Posted November 02, 2011. http://thoughts.karmazilla.net/2011/11/02/so-you-want-to-start-doing-td.html

So you want to start doing TDD

I have been practicing TDD for about three years now. The process of starting up on this discipline is fairly fresh in my memory, so I decided to write this post to help those who are just about to go through the same thing.

TDD is one of those things that are easy to learn but difficult to master. It is fairly easy to start going through the TDD cycle and produce a lot of tests. It does not take you many months to get the hang of that part. However, you will soon learn that TDD is not just writing a lot of tests. The tests are part of your code base too. They need to be maintained as well, must be just as well written as the product code. Learning how to write good and maintainable tests takes time and practice. The purpose of this blog post is in part to help you speed this process up a little bit, so you won’t have time to write quite as many crappy, unmaintainable tests. Take a look at this informal non-scientific illustration. It shows the number of tests I write and their quality, as I become increasingly proficient at writing code with TDD:

The chart shows that as you start out on TDD, you quickly end up writing a lot of tests. That part of TDD is easy to learn. However, there are problem here: The tests are hard to write, so they slow you down. They are brittle, so your code becomes harder to change. They are hard to read, so maintaining them slows you down too. And they are slow to run, increasing your build times. You have reached the Chasm of the Many Crappy Tests, but don’t worry. If you stick to it, keep learning and don’t give up, then you will eventually cross it and reach TDD nirvana (or at least it won’t suck so bad anymore).

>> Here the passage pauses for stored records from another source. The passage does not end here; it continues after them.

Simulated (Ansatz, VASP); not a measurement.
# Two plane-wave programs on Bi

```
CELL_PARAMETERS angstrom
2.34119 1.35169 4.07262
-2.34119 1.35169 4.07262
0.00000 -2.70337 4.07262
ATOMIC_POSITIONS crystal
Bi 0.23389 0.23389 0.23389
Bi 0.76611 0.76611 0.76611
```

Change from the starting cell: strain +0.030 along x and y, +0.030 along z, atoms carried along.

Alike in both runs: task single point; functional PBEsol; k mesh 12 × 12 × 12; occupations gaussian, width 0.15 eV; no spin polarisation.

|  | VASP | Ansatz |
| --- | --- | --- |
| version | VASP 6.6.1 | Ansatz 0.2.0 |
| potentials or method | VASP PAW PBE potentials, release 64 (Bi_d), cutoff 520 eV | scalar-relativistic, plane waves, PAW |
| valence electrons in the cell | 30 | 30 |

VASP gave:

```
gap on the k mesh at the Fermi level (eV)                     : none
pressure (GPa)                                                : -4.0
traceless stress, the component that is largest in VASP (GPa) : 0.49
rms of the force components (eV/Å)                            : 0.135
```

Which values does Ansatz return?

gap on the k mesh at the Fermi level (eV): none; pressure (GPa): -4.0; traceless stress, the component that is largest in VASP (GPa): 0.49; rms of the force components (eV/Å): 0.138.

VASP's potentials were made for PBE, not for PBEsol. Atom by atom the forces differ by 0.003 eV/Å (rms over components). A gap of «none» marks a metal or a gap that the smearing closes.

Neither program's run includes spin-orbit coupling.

Roy Osherove says that good tests have three interlocking properties: They are readable, trustworthy and maintainable. A fourth property, fast, is sometimes added to the mix, but it is merely a useful property, not an essential one.

Readability

A readable test is one that reveals its purpose or reason for being. Essentially what the test is testing. A lot of readability can relatively easily be bought simply by giving the test a proper name. If you are testing a queue, for instance, then don’t have a test called “testPoll1” — this is a silly name that reveals little other than the “poll” method might be called somewhere. Instead, name your tests after useful observable behaviour that the code must exhibit. For instance, “itemPushedOntoEmptyQueueMustBePollable” is a name that describes some useful observable behaviour about queues: you must be able to poll an item from a queue, that has been pushed onto the queue.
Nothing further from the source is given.